Darcy-Weisbach Equation
The Darcy-Weisbach equation calculates frictional head loss in pipes by combining the friction factor, pipe geometry, and velocity head. Works for both laminar and turbulent flow.
h_f = f × (L/D) × (V²/2g)
How It Works
The Darcy-Weisbach equation calculates frictional head loss in pipes by combining the friction factor, pipe geometry (length and diameter), and the velocity head (V²/2g). It works for both laminar and turbulent flow, making it the most general pipe friction formula available. The friction factor is found from the Colebrook equation or Moody chart.
Example Problem
Water flows at 2 m/s through a 100 m long, 100 mm diameter pipe with a Darcy friction factor of 0.02 and g = 9.81 m/s². What is the frictional head loss?
- Identify the known values: f = 0.02, L = 100 m, D = 0.1 m, V = 2 m/s, g = 9.81 m/s².
- Determine what we are solving for: the frictional head loss h_f.
- Calculate the length-to-diameter ratio: L/D = 100 / 0.1 = 1,000.
- Calculate the velocity head: V²/(2g) = 4 / 19.62 = 0.2039 m.
- Substitute into the Darcy-Weisbach equation: h_f = 0.02 × 1,000 × 0.2039.
- Compute the result: h_f ≈ 4.08 m of head loss. A pump must supply at least this much additional head to overcome friction.
Key Concepts
The Darcy-Weisbach equation h_f = f(L/D)(V²/2g) is the most general pipe friction formula, valid for any Newtonian fluid in both laminar and turbulent flow. Head loss is proportional to pipe length and the square of velocity, and inversely proportional to pipe diameter. The Darcy friction factor f must be determined separately — from f = 64/Re for laminar flow or from the Colebrook equation (or Moody chart) for turbulent flow.
Applications
- Water distribution: calculating pressure losses in municipal water supply networks
- HVAC piping: sizing hot-water and chilled-water piping for building mechanical systems
- Oil and gas: predicting pumping power requirements for long-distance crude oil pipelines
- Chemical processing: determining pressure drops in process piping for reactor feed and product lines
Common Mistakes
- Confusing Darcy friction factor with Fanning friction factor — Darcy f = 4 × Fanning f; using the wrong one gives head loss off by a factor of 4
- Forgetting minor losses — the Darcy-Weisbach equation only covers straight-pipe friction; fittings, valves, and bends add additional head loss
- Using flow velocity when the formula expects mean pipe velocity — velocity must be Q/A, the average over the full cross-section
- Applying the equation to open-channel flow — Darcy-Weisbach is for closed conduits; use Manning or Chezy for open channels
Frequently Asked Questions
What causes pressure drop in a pipe and how do you predict it?
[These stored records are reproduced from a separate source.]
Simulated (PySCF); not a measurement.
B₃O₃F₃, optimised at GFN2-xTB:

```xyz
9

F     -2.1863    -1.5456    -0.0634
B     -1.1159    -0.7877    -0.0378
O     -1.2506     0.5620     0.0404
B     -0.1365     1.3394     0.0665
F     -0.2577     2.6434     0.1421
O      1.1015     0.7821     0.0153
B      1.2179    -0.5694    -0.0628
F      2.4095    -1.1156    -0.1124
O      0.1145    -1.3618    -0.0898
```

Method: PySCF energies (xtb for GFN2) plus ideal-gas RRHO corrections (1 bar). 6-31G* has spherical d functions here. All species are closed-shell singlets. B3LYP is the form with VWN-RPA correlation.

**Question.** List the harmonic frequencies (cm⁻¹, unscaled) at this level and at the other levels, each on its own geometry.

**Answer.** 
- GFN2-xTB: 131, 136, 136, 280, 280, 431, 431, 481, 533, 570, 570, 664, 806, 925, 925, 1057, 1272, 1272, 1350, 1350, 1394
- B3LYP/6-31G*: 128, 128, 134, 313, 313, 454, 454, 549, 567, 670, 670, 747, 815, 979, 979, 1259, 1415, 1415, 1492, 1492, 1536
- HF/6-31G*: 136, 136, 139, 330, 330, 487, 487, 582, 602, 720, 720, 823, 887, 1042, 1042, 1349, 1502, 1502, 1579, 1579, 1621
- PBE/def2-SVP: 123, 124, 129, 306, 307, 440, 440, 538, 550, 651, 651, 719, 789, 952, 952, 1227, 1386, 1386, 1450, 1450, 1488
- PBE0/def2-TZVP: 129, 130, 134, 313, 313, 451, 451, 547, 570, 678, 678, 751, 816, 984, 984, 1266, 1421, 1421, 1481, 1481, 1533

Pressure drop is caused by friction between the flowing fluid and the pipe wall. The Darcy-Weisbach equation h_f = f(L/D)(V²/2g) predicts how much energy the fluid loses to friction. Longer pipes, smaller diameters, rougher surfaces, and higher velocities all increase the loss.
How does pipe diameter affect the Darcy-Weisbach head loss?
Head loss is inversely proportional to pipe diameter. Doubling the diameter reduces head loss by a factor of 2 for the same velocity. In practice the effect is even larger because a bigger pipe carries the same flow rate at a lower velocity, and head loss depends on V².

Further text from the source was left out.